By Thomas C. Fleming

[Reprinted from Issues & Views Spring 1998]

In past issues we have written about the thousands of resourceful black men who, even before the official end of slavery, took the necessary initiatives to use their skills to uplift their families and communities. Applying their wits and talents, they founded small businesses and enterprises of all kinds. Thomas Fleming was among those other thousands who excelled in the service occupations. These men took pride in their employment, however humble, and learned to make virtue out of necessity. Skilled or unskilled, black men found work where they could or created work for themselves when others would not.

*

Thomas FlemingIn the glory days of travel, steam locomotives hauled luxurious passenger trains such as the Broadway Limited, operated by the Pennsylvania Railroad, and the rival Twentieth Century Limited of the New York Central Railroad. Both were overnights between Chicago and New York City.

The 1920s was an age of opulence, in which many rail lines operated super luxury trains that guaranteed their well-heeled passengers the same amenities as any fine hotel--a beauty parlor, barber shop, library and on-board secretary.

Black men and women played servant roles for the more affluent members of white society. In my five years as a cook on the railroad, I never saw a white waiter or white porter, and only one white chef, but I heard they had some white waiters and cooks on the northern route, those lines between Chicago, Minneapolis, Portland and Seattle.

The rail lines were at one time the biggest employers of blacks in the nation. This work force was further enlarged by the number of black males who worked as redcap porters at terminals in all cities of medium and large size. Seattle was the only city where I saw redcaps who were white.

*

All of the fast luxury trains used sleeping cars, club cars and observation cars, that were manufactured by the Pullman Company. That company operated its own cars, and hired the Pullman porters and other attendants.

The club cars had a gentleman's lounge where men could smoke their fat cigars and order drinks. They had a little section where maids took care of the needs of women, and I think there was a shower for the passengers. The observation cars had a platform on the rear, with chairs for anyone who wished to have an outside-the-car look at the country as the train sped toward its destination.

Some ultra-rich folks bought exquisite private cars, and hired their own crews to take care of the owners, their families and friends. The private cars had a cook and a waiter, a small kitchen and dining room, an observation platform, and compartments for the travelers to sleep at night. The Twentieth Century Limited, which ran 961 miles overnight between New York City and Chicago, offered some of the most luxurious accommodations of any rail line in the country.

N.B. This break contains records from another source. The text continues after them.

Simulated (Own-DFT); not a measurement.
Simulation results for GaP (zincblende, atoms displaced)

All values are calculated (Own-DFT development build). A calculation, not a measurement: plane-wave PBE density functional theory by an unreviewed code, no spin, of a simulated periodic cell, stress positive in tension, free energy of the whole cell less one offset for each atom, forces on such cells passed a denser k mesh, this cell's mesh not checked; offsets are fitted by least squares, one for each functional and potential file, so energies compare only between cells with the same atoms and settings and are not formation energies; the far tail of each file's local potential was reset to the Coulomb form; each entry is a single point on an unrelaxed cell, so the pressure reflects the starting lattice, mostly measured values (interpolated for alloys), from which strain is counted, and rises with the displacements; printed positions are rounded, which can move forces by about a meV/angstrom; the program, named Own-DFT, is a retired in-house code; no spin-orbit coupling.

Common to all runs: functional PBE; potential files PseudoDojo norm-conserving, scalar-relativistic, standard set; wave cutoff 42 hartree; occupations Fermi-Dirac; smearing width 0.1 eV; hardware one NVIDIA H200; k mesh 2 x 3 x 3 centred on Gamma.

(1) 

There was a steady contest between the rival carriers as to the speed with which the luxury passengers could travel between Chicago and New York, and other cities. In the late 1930s, when the new streamliners were introduced, the Southern Pacific, Union Pacific and Santa Fe all shouted that their fast trains took 39 hours to travel from California to Chicago. For every hour past the slated time, passengers would be reimbursed one dollar.

*

Around 1930, I made about four trips as a cook on one of those luxury trains, the Overland Limited, which ran between Oakland and Chicago. It was one of the premier passenger trains in the nation. One-third of the club car was a dormitory car with bunks, where the dining car crew had sleeping quarters. On trains with no dormitory car, you took the tables down in the dining car and laid them across four chairs, and put mattresses across them, sometimes air mattresses. They provided us with sheets, blankets and pillows.

The trains didn't have air conditioning, but there was an opening underneath the roof where they would pour ice. I don't know how it worked, but the train was quite cool most of the time, except the kitchen, which was hot.

The food was always fresh--nothing canned. If the main dish was roast pork, I had to peel the apples and make stewed applesauce as a condiment. Lamb casserole was a popular dish for lunch. We made it with carrots and baby white onions, and each order was served in a separate glazed clay casserole dish with a lid, which was placed in the oven to heat. Then some peas were spooned on top, and a bit of chopped parsley.

We generally had about three different vegetables for lunch and dinner, plus mashed potatoes, rice, and sometimes candied yams. We had to fix everything ourselves. We made all the desserts on the train except the pound cake, which was prepared in the commissary bakery. They made real cooks out of us, and afterwards, you could go out and get a job anywhere.

*

Many passengers showed how well pleased they were, by handing out cash gifts to the porters at Christmas. They made handsome donations if they learned about a birthday or wedding in the attendant's family. Some attendants bought their own homes, and sent their sons and daughters to college.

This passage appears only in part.